Marv has managed the packing warehouse, but now mainly oversees the financial part of the business.  With the WPVGA , Marv was involved in the bargaining committee that negotiated contracts with the vegetable processors.

In addition to his work at Worzella & Sons, Norm has been involved in several organizations, serving on the WPVGA board, as a volunteer fireman for the Village of Plover, director of the Bank of Plover (now known as BMO Harris Bank), as a member of the Plan Commission for the Village of Plover, and as a lay minister at his church.

Norm attended several conventions as part of the United Fresh Fruit and Vegetable Organization, gathering information for the business, and learning about growing habits and machinery in South America,  Africa, China, Egypt, India, Russia, and Australia.

“The U.S. was so much more advanced with technology,” Norm said, “and we took for granted how ‘easy’ it was at the time for us.”

Both men said their favorite part about working the farm today is watching the growth of the business and watching the crops, from planting to harvest.

The brothers remain active in the business.

But it truly is a family business. Marv and Norm’s sister, Shirley Sankey, is the secretary/treasurer for Worzella & Sons. Though she was formally hired in the early 1970s, Sankey worked in the fields throughout her childhood. Now semi-retired, she still oversees the office staff. Today, her daughter, Trina, is the president of Worzella & Sons.
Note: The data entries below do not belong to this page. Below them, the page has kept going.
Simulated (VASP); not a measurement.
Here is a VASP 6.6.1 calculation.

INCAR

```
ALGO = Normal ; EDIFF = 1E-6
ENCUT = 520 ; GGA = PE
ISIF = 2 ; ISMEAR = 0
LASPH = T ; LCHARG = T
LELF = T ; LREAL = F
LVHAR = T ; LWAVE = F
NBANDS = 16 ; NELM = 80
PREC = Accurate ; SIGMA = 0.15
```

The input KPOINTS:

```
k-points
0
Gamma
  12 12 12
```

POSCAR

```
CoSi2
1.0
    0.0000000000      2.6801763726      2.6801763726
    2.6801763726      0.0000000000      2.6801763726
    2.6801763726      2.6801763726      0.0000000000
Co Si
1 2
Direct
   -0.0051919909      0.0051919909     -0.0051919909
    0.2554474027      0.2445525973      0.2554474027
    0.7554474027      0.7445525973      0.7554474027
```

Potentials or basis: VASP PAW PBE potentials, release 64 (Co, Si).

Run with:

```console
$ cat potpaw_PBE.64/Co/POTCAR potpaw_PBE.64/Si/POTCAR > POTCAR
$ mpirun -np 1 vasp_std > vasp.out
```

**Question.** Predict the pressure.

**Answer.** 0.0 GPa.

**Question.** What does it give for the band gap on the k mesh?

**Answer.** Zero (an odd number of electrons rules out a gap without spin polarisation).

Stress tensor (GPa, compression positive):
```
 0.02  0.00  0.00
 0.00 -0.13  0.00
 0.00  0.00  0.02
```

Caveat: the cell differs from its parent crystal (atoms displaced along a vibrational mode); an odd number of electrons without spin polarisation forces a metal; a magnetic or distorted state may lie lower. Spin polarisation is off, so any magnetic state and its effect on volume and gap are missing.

Marv and his wife, Audrey, have been married for 58 years. They have three children, Perry, Tim, and Tanya, and six grandchildren. They lost a daughter, Lisa, in 1990. Marv and Audrey spend the winter months in Naples, Fla., where Marv enjoys going for walks, playing sudoku, and golfing.

Norm and his wife, Marie, have been married for 56 years. They have four children, Steve, Shelley, Sandy, and Scott, 11 grandchildren, and three great-grandchildren. They spend the winter months in Fort Myers Beach, where Norm enjoys deep sea fishing.